Theatrical review: Terminator Salvation

Terminator Salvation is a loud exercise in post-apocalyptic mayhem. When the dust settles and the action subsides, an intriguing story flourishes. Expect sequels – just don’t count on them to be as resolute and contained as this.



Released: 3 June
Certificate: 12A
Director: McG
Screenwriter: John D Brancato, Michael Ferris
Cast: Christian Bale, Sam Worthington, Anton Yelchin, Moon Bloodgood
Distributor: Sony
Running Time: 114 mins

2018, post-Judgement Day. Skynet’s cataclysmic attack on the human race has rendered civilisation obsolete. Almost. Out of LA’s desolate wasteland comes hope in the form of John Connor (Bale), hero of the resistance and supposed savour of mankind. This sets the scene for a thrilling post-apocalyptic war film, and with only a few compromises made, Terminator Salvation wins the battle to meet expectations.

During Salvation’s production stages fans were quick to complain about McG’s appointment as director. A chequered past in filmmaking (Charlie’s Angels, We Are Marshall) did nothing to quell this storm. Yet in an instant retort to these complaints, McG deploys an opening 20 minutes that never let up on action. As Connor and his team scout a Skynet facility, a trap is sprung that starts off a breathless chain of events. It’s a frenzied and realistic set piece – one that puts the viewer in the passenger seat of an escaping chopper, and then tugs you straight back into the lion’s den. Shot in one continuous take, this moment thrusts you into a film that is quite simply relentless – but herein lies the problem.

Salvation has action, lots of it. Those glimpses of the future war in James Cameron’s original films depicted a world that viewers wanted to see more of. Yet in this fourth Terminator outing we hardly get a chance to absorb some starkly realised landscapes. As Marcus Wright (Worthington) takes the first steps into a fascinating odyssey, his progression is constantly interrupted by the next big set piece. There’s almost a repetitive nature to the way in which McG crafts his action. As a result of this, Salvation has a tendency to dull the senses. Regardless of these issues, there are moments here that can easily be deemed as standouts in the franchise. Wright’s alliance with Kyle Reese (Yelchin) spawns a barrel-blasting freeway chase that will leave you gasping; an escape from resistance headquarters sees Wright squaring off to Connor, complete with eel robots and cheesy pyrotechnics; while a finale staged in Skynet’s robot lab hurls forth both spectacle and plot curveballs to pleasing effect.

Through all of this apocalyptic bombast John D Brancato and Michael Ferris have crafted a strong story. There is a real purpose to their screenplay and no scene feels wasted. Character-wise, Wright and Connor’s relationship was over egged in the film’s promotional material – this film is just as much about Reese as it is these two gravelly-voiced heavyweights. The characters Reese, Wright and Connor are integral – they keep the narrative moving and ensure that the film sticks to canon. Thankfully, despite the constant volley of explosions and breakneck shifts in action, their arcs remain intact.
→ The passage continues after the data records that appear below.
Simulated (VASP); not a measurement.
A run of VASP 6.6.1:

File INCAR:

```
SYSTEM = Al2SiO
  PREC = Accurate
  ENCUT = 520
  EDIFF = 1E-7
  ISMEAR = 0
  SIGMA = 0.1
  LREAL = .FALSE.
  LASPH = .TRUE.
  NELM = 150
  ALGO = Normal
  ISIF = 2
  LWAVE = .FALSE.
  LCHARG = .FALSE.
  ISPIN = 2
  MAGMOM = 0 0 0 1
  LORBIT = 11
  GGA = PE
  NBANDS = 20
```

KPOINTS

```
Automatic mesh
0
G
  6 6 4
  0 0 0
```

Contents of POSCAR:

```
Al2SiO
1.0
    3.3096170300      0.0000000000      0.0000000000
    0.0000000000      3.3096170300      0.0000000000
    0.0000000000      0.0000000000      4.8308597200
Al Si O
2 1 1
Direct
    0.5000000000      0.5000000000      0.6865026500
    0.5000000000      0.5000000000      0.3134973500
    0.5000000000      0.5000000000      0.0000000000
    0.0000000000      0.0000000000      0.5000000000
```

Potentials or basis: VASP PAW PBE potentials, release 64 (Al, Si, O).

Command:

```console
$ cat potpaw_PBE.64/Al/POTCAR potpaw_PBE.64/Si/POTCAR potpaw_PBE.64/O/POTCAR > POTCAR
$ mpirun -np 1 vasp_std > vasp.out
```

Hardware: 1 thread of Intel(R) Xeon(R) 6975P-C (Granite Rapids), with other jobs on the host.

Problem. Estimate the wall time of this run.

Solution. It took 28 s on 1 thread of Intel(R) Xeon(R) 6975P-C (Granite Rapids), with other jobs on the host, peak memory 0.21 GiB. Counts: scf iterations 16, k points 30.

The main aspect of Salvation that is going to split the fanboys from the film fans is its reverential nature. Hearing Reese spout “Come with me if you want to live” is merely the tip of the iceberg – the film simply can’t help itself with regards to nods, winks and clumsy nudges towards past Terminator movies. The sight of Arnie stepping out as the first T-800 in full-on killer mode is a neat touch, but do we really need to hear Guns N’ Roses’ You Could Be Mine or witness Connor utter “I’ll be back” to be reminded of this film’s legacy? In a backhanded compliment, Salvation has the mettle to stand up on its own and doesn’t need to rely on its predecessors in order to gain an identity.

Treading that fine line between dark and light, McG has turned in a big, brash summer blockbuster that refuses to play it too safe. Ignore the much-bemoaned PG-13 rating (the film is much gorier than its certification denotes); Salvation can be unrelenting in its brutality. Bale’s Connor is played coldly and to the knuckle. He isn’t gifted with the dialogue he perhaps deserves, but still carries the weight of his leader role well. Worthington fares better and although questions about his character’s past are left unanswered, you get a real sense of inner conflict from his performance. Yelchin is hardly stretched as the teenage Reese – his character’s only distinguishable by the trademark shotgun – while Moon Bloodgood and Bryce Dallas Howard are sidelined in pedestrian roles.

Whatever you were expecting from Terminator Salvation is present in one form or another. Be it high-octane action, sci-fi smarts, franchise references or good old-fashioned endoskeletons going postal, all elements are present and accounted for. No doubt the future has already been decided for this franchise; and although a slew of sequels will inevitably follow in Salvation’s wake, many viewers will be left feeling quite content. Content in the notion that this film is good enough to send the franchise out with an acceptable bang.


Terminator Salvation is a loud exercise in post-apocalyptic mayhem. When the dust settles and the action subsides, an intriguing story flourishes. Expect sequels – just don’t count on them to be as resolute and contained as this.